Anyway, too often during an Arch update, there will be a conflict in the fonts, sometimes between already installed fonts and one intending to update itself through pacman. When this happens, the entire update of all packages can be scotched when pacman exits, or perhaps the user will be forced to deal with /etc/fonts/fonts.conf in some immediate way.
Arch uses fontconfig, so I sometimes solve these conflicts by deleting everything inside /etc/fonts/. Since /etc/fonts/font.conf is eliminated along with other files, any conflicts in /etc/fonts are eliminated and pacman can complete its update. However, after this nuclear method, fonts will be mangled. They cannot be repaired with a simple # fc-cache -vf. Even that action will spew errors that it can't find a /etc/fonts/font.conf file instead of running a subroutine that simply builds such a file. Programmers.

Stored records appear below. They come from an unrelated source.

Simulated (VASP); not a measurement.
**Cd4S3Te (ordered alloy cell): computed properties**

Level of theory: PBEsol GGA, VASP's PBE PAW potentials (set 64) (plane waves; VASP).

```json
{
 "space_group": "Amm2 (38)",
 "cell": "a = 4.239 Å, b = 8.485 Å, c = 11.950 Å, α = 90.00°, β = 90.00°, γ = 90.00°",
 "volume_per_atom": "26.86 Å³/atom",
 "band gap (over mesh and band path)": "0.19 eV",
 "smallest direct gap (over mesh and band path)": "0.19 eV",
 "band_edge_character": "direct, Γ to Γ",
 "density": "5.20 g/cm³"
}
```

So, how to rebuild /etc/fonts/font.conf? Turns out there's a lot of information about how to edit /etc/fonts/font.conf , but no information about re-building it. The solution was only obtained via frustration after attempting various manually constructed versions of /etc/fonts/font.conf which failed:
# pacman -S fontconfigThat's right, the only thing that worked for me was to re-install the f**king package. Of course, I'm an idiot, but still. Also, be sure to explicitly update one's fonts after a pacman update, in case pacman left any hanging chads.
# fc-cache -fvAlternatively, when one runs into a font problem, a person can exit their update noting the name of the font that is causing the problem, and then rerun the update excluding that font until one has determined the conflict.